During this time, I hardly read Qur’an. I think now, if I could have read the beautiful divine book, the Qur’an, then I would not have dared to ask such stupid questions. Because I thought hijab was imposed by a male world to suppress women. I feel sorry writing this as a Muslim Woman, but that was me in those past, dark years of my life. I was more influenced by Christianity as I was studying in a Christian School from kindergarten until I got my bachelors.

But alhamdulillah, Allah kept His Eye on me, so that I was saved and shown the light of truth by His blessings in the disguise of my husband. Everything around me turned upside down when I saw my in-laws doing their prayers however tired and sick they were. My husband was regular in his prayers and my inner conscious started to prick me… I began to question by own self, and I felt ashamed to say that I was a Muslim as I was not doing my obligatory prayers on time. I slowly realized the peace I felt when I did my prayers on time, and started fasting the whole month of Ramadan. Even if I missed, I managed to make up the days by fasting equal days from other months. I fell into a peaceful track, which had once been so hard for me.

I bought a Qur’an with explanations and translations. I read it many times, going over many ayahs, but I failed to understand the true meaning or get a real sense of what Allah’s Book was saying. I read Quran occasionally as I was a working woman at that time. But alhamdulillah, Allah didn’t want me to be among the wrong doers. As a result, my husband received a job offer from the United States of America, and when we went, I took my Quran with me.

On our first flight in the plane, the take-off kindled a spiritual flame inside me. That was my first flight. I started looking down through the airplane window and I saw the earth and all its inhabitants so tiny and small… I just thought of the AlMighty, thinking How tiny we are to Him… and yet we take pride in ourselves. Tears rolled down my cheeks and I was spiritually fuelled by that sight.

In the States, I had leisure time and I started reading Qur’an more and fasting sunnah, and I performed night prayers which I did  even when I was not a completely practicing woman during my school and college days. Maybe it was because of this only that I was blessed by Allah the Almighty with a good husband and almost all of my prayers of dunya were answered… and I hope my prayers for the life of the Hereafter will also be answered by Him, subhanahu wa ta’ala.

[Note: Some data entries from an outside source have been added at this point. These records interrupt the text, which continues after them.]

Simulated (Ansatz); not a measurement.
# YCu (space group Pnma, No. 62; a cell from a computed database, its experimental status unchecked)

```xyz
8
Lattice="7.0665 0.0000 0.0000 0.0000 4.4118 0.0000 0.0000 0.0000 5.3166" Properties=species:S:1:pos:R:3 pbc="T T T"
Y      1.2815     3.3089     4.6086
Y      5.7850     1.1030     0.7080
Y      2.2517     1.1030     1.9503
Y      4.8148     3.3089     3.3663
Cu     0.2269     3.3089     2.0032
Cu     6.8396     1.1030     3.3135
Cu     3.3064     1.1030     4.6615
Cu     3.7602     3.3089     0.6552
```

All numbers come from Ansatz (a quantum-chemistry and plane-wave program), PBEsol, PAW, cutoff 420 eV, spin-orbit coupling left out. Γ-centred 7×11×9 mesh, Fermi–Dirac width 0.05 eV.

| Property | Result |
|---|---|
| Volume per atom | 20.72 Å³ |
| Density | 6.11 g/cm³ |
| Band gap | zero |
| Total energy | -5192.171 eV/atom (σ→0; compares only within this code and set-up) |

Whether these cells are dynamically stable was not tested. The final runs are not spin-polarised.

As my eyes were going through the Qur’an, it got stuck on the below ayahs and I started to ponder over them:

O you Children of Adam! We have bestowed on you raiment to cover your shame as well as to be an adornment to you. But the raiment of righteousness, that is the best. Such are among the Signs of Allah, that they may receive admonition.” (Quran 7:26)

And I also read:

And say to the believing women that they should lower their gaze and guard their modesty; that they should not display their beauty and ornaments except what must ordinarily appear therof; that they should draw their veils over their bosoms and not display their beauty except to their husbands, their fathers, their husbands’ fathers, their sons, their husbands’ sons, their brothers, or their brothers’ sons or their sisters’ sons, or their women or the servants whom their right hands possess, or male servants free of physical needs, or small children who have no sense of the shame of sex, and that they should not strike their feet in order to draw attention to their hidden ornaments. And O you Believers turn you all together towards Allah, that you may attain Bliss.” (Quran 24:31).

And then there was this ayah:

O Prophet, tell your wives and your daughters and the women of the believers to draw their cloaks close round them (when they go abroad). That will be better, so that they may be recognized and not annoyed. Allah is ever Forgiving, Merciful.” (Quran 33:59)

Only then did I realize, hijab is not man- or male-made, but Allah’s command to believing women. Fashionable dresses and the rest of that industry, on the other hand, are male-made to expose women as a commodity.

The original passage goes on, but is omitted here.